BTW, the question was never whether Collins had decent administrative background to manage large scale science issues or not, the question was, with all the OTHER scientists out there with similar qualifications, why pick the one who appears he must compartmentalize half his life?

oh, I forgot to add the link to Gert’s review, but I’ve posted it here dozens of times over the last couple of years, so I guess it seemed a bit repetitious.

http://home.planet.nl/~gkorthof/korthof83.htm

The presentation at which Collins made the remarks I reported is here. His comment about “proof” is in the Q&A, about 75% of the way through the video, in response to a question about his apparent “God of the gaps” approach.

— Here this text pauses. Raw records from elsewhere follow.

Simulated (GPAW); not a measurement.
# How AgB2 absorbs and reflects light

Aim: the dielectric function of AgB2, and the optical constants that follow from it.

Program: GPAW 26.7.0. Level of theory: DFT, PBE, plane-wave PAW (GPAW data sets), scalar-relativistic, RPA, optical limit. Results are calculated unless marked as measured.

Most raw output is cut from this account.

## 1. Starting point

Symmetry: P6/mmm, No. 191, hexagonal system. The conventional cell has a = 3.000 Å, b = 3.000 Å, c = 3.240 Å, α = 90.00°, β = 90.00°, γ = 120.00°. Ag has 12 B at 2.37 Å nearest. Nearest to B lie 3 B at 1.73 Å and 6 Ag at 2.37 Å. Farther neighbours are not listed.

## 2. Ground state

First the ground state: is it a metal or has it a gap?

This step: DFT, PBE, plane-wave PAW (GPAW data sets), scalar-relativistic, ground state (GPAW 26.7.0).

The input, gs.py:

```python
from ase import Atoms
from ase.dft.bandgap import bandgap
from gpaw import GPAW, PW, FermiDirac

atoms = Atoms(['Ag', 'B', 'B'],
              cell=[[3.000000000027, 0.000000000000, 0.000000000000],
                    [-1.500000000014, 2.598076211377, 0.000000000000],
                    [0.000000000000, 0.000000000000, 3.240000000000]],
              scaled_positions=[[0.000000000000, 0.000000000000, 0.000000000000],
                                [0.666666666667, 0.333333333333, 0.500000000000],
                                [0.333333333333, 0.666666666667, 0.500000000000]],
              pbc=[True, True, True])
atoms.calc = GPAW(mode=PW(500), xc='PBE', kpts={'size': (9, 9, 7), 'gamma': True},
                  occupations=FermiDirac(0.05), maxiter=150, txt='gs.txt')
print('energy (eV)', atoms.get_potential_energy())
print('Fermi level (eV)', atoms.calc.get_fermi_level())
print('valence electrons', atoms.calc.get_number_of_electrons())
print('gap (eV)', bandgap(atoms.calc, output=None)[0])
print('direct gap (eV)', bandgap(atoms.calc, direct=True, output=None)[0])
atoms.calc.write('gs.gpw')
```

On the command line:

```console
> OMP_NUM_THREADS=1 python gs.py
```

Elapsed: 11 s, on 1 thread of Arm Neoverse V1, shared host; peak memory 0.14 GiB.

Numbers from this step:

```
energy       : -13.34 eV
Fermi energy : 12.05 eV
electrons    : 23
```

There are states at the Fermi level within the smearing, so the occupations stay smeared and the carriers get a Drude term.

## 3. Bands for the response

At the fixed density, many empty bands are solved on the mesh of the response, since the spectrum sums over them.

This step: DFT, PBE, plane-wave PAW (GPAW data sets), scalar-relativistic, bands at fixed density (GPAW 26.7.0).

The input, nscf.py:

As a Methodist who is participating in a group study on ‘Science and Religion’ featuring Collins, I can tell you that he makes similar disclaimers about his arguments not constituting ‘proof’ in the accompanying DVD. This is something that is marketed to believers, not the scientific community, and I thought you folk should know that Collins (whatever the fuzziness of his views on altruism) is saying the same things when he ‘preaches to the choir’ as in the public square…unlike some ID proponents of my acquaintance.

However, the blanket statement that peoples’ religious private beliefs should be a grounds for discriminating against them …

Ignoring for the moment that no such statement was made, where on earth did you get the idea that we were discussing Collins’ private religious beliefs? How much more public can someone make their beliefs than writing a book about them?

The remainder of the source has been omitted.